Trade Enforcement Act and Its Consequences

The Trade Facilitation and Trade Enforcement Act of 2015 has passed in the U.S. House and the Senate and is on its way to President Obama’s desk. The international trade bill includes a provision that speaks on “competitiveness issues facing the U.S. economy and competitive conditions for certain key U.S. industries,” according to the brief summary of Section 908. What this section really contains transcends this vague goal and seems to be a direct response to the Boycott, Divestment, and Sanctions (BDS) movement , which aims to change the treatment of Palestinians facing Israeli occupation.

            It is no secret that the Israeli occupation of Palestinian lands since 1948, especially in the West Bank, violates international law and human rights. The settlements in the West Bank  came after Israel’s military occupation of the area in 1967. (A helpful timeline). Despite the land being officially considered Palestinian, Israeli presence in the area is only expanding. West Bank settlements have attracted commercial operations that take advantage of cheap labor, low rent and taxes, and government subsidies. These businesses not only ignore Palestinian history and right to freedom from occupation and violence, but are also in direct violation of several international treaties and guidelines for human rights. These include the Fourth Geneva Convention, which stipulates that an occupying power cannot transfer its citizens into the territory that it is occupying, the 1907 Hague Regulations, which prohibit an occupying power from exploiting the natural resources of the area they are occupying for their own benefit, and theUN Guiding Principles on Business and Human Rights which hold businesses responsible for avoiding and mitigating human rights violations that occur under their watch.

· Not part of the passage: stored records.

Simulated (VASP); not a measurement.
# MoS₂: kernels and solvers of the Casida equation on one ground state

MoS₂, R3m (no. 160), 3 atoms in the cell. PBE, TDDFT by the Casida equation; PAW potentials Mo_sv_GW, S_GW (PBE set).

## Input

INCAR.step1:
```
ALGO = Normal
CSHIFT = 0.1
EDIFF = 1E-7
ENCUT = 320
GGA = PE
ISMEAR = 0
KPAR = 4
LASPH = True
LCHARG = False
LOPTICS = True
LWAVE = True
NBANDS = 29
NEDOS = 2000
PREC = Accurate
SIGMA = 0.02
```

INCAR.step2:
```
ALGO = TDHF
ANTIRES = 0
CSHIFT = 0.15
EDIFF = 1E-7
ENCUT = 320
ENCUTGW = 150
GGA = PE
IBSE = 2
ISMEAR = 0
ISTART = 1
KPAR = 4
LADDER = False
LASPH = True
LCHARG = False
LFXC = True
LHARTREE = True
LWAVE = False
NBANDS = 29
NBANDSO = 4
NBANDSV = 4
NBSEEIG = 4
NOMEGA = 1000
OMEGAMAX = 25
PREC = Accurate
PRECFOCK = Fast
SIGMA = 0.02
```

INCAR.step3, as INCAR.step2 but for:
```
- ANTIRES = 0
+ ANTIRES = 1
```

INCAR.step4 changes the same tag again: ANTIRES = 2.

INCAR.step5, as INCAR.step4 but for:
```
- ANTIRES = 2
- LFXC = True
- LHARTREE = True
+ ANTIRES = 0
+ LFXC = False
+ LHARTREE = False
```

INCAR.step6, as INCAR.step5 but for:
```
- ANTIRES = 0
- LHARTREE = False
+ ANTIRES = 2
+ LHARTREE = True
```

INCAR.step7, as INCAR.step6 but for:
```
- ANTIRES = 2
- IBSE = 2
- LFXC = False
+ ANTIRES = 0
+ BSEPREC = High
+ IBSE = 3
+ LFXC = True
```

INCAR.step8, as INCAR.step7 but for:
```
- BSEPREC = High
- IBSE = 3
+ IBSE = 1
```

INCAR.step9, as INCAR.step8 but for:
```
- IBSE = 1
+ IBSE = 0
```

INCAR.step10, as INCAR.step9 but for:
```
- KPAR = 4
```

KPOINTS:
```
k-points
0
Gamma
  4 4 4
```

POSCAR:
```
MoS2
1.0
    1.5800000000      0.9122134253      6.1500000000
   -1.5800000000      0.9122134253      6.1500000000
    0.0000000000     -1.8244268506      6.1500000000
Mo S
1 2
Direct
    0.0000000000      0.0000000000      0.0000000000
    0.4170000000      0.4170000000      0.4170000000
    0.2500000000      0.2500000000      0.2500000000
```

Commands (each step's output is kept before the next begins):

            The Israeli settlers in the West Bank are protected under Israeli law, unlike Palestinians who are subjected to completely different standards under Israeli military law. Palestinians make lower wages, experience daily discrimination, and are under constant threat of being displaced from their homes and their land as their forefathers before them. Because of the different set of standards that Palestinian businesses are subjected to, Israeli businesses in the settlement areas are at a distinct advantage in operating and growing. Thriving Israeli companies on unlawfully confiscated, occupied Palestinian land are doing so because of, not in spite of, discriminatory policies put in place by their government.

When the United States trades with businesses in the settlement areas, they are encouraging and perpetuating these violations of treaties and human rights. The Boycott, Divestment, and Sanctions movement calls for a change in the way that the world trades with Israel, ceasing trade with companies made by or in the country “until Palestinian rights are recognised in full compliance with international law,” according to their website. Whereas the EU has taken steps towards labeling Israeli products made in the West Bank settlements , the U.S. is passing legislation that takes us in the opposite direction. By existing laws that “discourage and prohibit U.S. companies from furthering or supporting the boycott of Israel sponsored by the Arab League,” the Office of Antiboycott Compliance (OAC) was created to remind us that boycotting foreign products is prohibited when not sanctioned by the government. The U.S. government does not sanction the Arab League boycott of Israel. But Section 908 of the Trade Facilitation and Trade Enforcement Act, titled United States-Israel Trade and Commercial Enhancement, calls for zero recognition of any of these issues. Emphasizing Israel as “dependable, democratic ally in the Middle East,” the provision lauds the Free Trade Agreement and repeatedly states Congressional support of United States-Israel trade cooperation.

The objectives of the provision are “to discourage actions by potential trading partners that directly or indirectly prejudice or otherwise discourage commercial activity solely between the United States and Israel” and “to discourage politically motivated actions to boycott, divest from, or sanction Israel and to seek the elimination of politically motivated non-tariff barriers on Israeli goods, services, or other commerce imposed on the State of Israel.” These can be nothing else but a renouncement of the growing support for the BDS movement. By including “Israeli-controlled settlements” alongside Israel, this provision requires the treatment of trade with companies operating from Israeli settlements on Palestinian land to be the same as the treatment of trade within the rest of Israel. This ignores a necessary distinction and makes it more difficult for the plight of Palestinians to gain recognition, not only throughout their entire country but specifically in the West Bank under Israeli control.

In disallowing the ability of U.S. entities to boycott products made on illegal and immoral Israeli settlements, the government is disallowing the ability for people to respond to and help combat violations of human rights that are widely ignored internationally. “Prejudice in commercial activity,” as the provision calls it, can be a powerful tool in political movements and the United States should not discourage or prohibit this in the case of the BDS movement. Foreign direct investment in Israel dropped 46% in 2014, according to a report by the UN Conference on Trade and Development. BDS successes include Romania’s refusal to employ workers on settlement land, the University of Johannesburg’s severance of ties with Israel, and growing divestment movements in the U.S. and Canada. This shows that the international community has responded positively to the efforts of boycott movements and the U.S. government should not let strong trade ties with Israel affect its response to the mistreatment of thousands of Palestinian people.